We encourage improvisation - it's one of the main goals of our hands-on approach! You and your students might invent a simpler, sturdier or more accurate system; might ask a better question; might design a better extension. Hooray for ingenuity! When this occurs, we'd love to hear about it and share it with other educators.
National Science Education Standards (NRC 1996)

#### TEACHING Standards

These 36 Task Cards promote excellence in science teaching by these NSES criteria:
Teachers of science...
A: ...plan an inquiry-based science program. (p. 30)
B: ...guide and facilitate learning. (p. 32)
C: ...engage in ongoing assessment of their teaching and of student learning. (p. 37)
D: ...design and manage learning environments that provide students with the time, space, and resources needed for learning science. (p. 43)

#### CONTENT Standards

These 36 Task Cards contain fundamental content as defined by these NSES guidelines (p. 109).
• Represent a central event or phenomenon in the natural world.
• Represent a central scientific idea and organizing principle.
• Have rich explanatory power.
• Guide fruitful investigations.
• Apply to situations and contexts common to everyday experiences.
• Can be linked to meaningful learning experiences.
• Are developmentally appropriate for students at the grade level specified.

#### Unifying Concepts and Processes

NSES Framework: Systems, order, and organization • Evidence, models and explanation • Constancy, change, and measurement
Core Concepts/Processes:In the absence of unbalanced forces objects at rest tend to stay at rest, and objects in motion tend to stay in motion. • Objects have uniform acceleration in a gravitational field regardless of mass.

#### Science as Inquiry (content standard A)

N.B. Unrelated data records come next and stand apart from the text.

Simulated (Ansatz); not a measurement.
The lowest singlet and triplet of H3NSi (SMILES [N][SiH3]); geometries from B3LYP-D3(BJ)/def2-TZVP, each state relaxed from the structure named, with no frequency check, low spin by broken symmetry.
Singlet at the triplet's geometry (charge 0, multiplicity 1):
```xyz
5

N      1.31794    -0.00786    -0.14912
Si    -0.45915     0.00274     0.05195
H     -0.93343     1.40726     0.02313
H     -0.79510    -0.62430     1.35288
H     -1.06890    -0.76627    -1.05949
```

NSES Framework: Identify questions that can be answered through scientific investigations. • Design and conduct a scientific investigation. • Use appropriate tools and techniques to gather, analyze, and interpret data. • Develop descriptions, explanations, predictions, and models using evidence. • Think critically and logically to make the relationships between evidence and explanations. • Recognize and analyze alternative explanations and predictions. • Communicate scientific procedures and explanations.
Core Inquiries: Investigate constant speed, acceleration and deceleration with time-vs.-distance graph lines.

#### Physical Science (content standard B)

NSES Framework: Properties and changes of properties in matter • Motions and forces
Core Content: Mass • Inertia • Balanced and unbalanced forces • Uniform motion • Acceleration • Collisions • Friction • Air resistance • Free fall • Action and reaction • F = ma<

#### Science and Technology (content standard E)

NSES Framework: Abilities of technological design • Understanding about science and technology
Core Content: Build jet straws and catapults.

#### History and Nature of Science (content standard G)

NSES Framework: Science as a human endeavor • Nature of science • History of science
Core Content: Sir Issac Newton (1643-1727), English mathematician and physicist, discovered laws of force and motion that profoundly affect the way we see and understand our world to this day.